Our kitten, Stanley, has a jealous streak. If our older cat, Stella, is getting our attention, he wants it, too. If Stella occupies a space on a chair or the cat tree, he thinks that space must be his. Sometimes, Stella lets him have it, vacating her perch; at other times, she really lets him have it, smacking him with her paw. The other night, she hurt his feelings, and he spent quite some time under a chair trying to repair his damaged ego.

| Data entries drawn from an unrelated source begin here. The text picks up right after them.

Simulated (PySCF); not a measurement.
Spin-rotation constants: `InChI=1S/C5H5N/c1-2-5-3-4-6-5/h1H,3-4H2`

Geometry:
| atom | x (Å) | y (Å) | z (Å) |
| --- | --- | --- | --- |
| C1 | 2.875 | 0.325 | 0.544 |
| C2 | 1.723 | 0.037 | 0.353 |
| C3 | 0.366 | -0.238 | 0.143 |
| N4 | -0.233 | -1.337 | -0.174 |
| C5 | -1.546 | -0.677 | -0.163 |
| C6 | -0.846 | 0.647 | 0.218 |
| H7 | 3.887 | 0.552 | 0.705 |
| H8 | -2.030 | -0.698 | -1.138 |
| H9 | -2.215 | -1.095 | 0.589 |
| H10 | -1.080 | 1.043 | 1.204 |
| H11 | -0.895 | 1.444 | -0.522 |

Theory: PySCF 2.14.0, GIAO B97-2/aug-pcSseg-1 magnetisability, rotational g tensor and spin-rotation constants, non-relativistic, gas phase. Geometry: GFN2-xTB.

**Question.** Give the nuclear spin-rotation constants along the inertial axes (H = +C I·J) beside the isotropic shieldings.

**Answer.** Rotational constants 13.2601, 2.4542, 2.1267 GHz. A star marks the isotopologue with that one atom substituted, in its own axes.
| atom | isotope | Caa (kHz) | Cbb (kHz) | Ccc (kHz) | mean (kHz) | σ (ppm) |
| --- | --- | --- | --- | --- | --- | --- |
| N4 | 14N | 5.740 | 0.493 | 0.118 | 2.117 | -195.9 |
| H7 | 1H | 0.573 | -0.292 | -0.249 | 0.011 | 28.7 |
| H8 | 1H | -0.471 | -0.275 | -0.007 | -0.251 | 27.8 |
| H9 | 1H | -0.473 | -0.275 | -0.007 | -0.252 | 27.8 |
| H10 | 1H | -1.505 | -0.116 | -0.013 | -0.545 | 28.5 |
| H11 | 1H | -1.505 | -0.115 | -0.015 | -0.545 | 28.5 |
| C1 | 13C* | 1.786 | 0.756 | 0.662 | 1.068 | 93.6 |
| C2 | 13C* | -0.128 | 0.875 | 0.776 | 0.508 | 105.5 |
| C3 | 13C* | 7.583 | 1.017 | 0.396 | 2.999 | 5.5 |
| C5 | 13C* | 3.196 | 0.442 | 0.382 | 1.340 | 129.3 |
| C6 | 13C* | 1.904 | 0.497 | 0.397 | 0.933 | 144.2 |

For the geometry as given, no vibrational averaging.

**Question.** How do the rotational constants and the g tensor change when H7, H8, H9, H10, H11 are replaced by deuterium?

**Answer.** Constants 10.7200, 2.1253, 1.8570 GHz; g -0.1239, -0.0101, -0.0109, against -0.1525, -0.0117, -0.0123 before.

So it is with writers. We want and want. We want recognition. We want publications, we want awards. We want validation. Sometimes we get it, but lots of times we don’t. Somebody smacks us down with a big paw and we’re left to wallow in self-pity. Over the course of a career, how many books, stories, essays, poems, etc. don’t we write because we’ve wasted so many hours, days, weeks, and god forbid, even years, moaning about how unfair the publishing world has been to us? Oh, sure, it’s true that rejection can stop us cold from time to time, leading to self-doubt and often paralyzing our writing. We start to question why we’re even trying to write when we gather so many more “no’s” than “yeses.” We question our talents. We question our commitment. We question our resolve. We think about quitting. When we reach that point, here’s the question we should ask ourselves: “Will it be easy to walk away?” Of course, it’s a question about the place writing plays in our lives. Can we separate ourselves from the work and feel whole, or will not writing leave the other kind of hole, a great emptiness because we miss the activity that used to fill that space?
Remember that old saying about trying to give up smoking? I can quit; I just can’t stay quit. Or, as Mark Twain once said, Giving up smoking is the easiest thing in the world. I know because I’ve done it thousands of times. If you can walk away from writing and be happy, I wish you well. If the pain of not writing is greater than the pain of disappointment, then why stop doing what you love to do? Writing itself will be its own reward whether validation comes to you or not. I bet, though, the validation probably will come to you because repeated practice combined with persistence often creates the results we seek. And if the validation never comes, writing will always give you certain benefits. For one thing, writing will allow you to engage with the world around you in ways that will benefit you emotionally and intellectually. Writing will also increase your power of empathy; it will open you to the world and the people around you. While writing, you’ll feel joy and pain and all the other emotions people feel. Writing will usually make you more human and also more humane.
There are so many other reasons to keep practicing your craft, but chief among them is the fact that writing has become a part of your identity. We are what we do. If you can see that, I’m not sure why you’d ever want to stop. Why would you want to deny that part of who you are? Unless the act of writing has become painful for you, keep going. Writing can make us better people, and doesn’t the world always need a few more?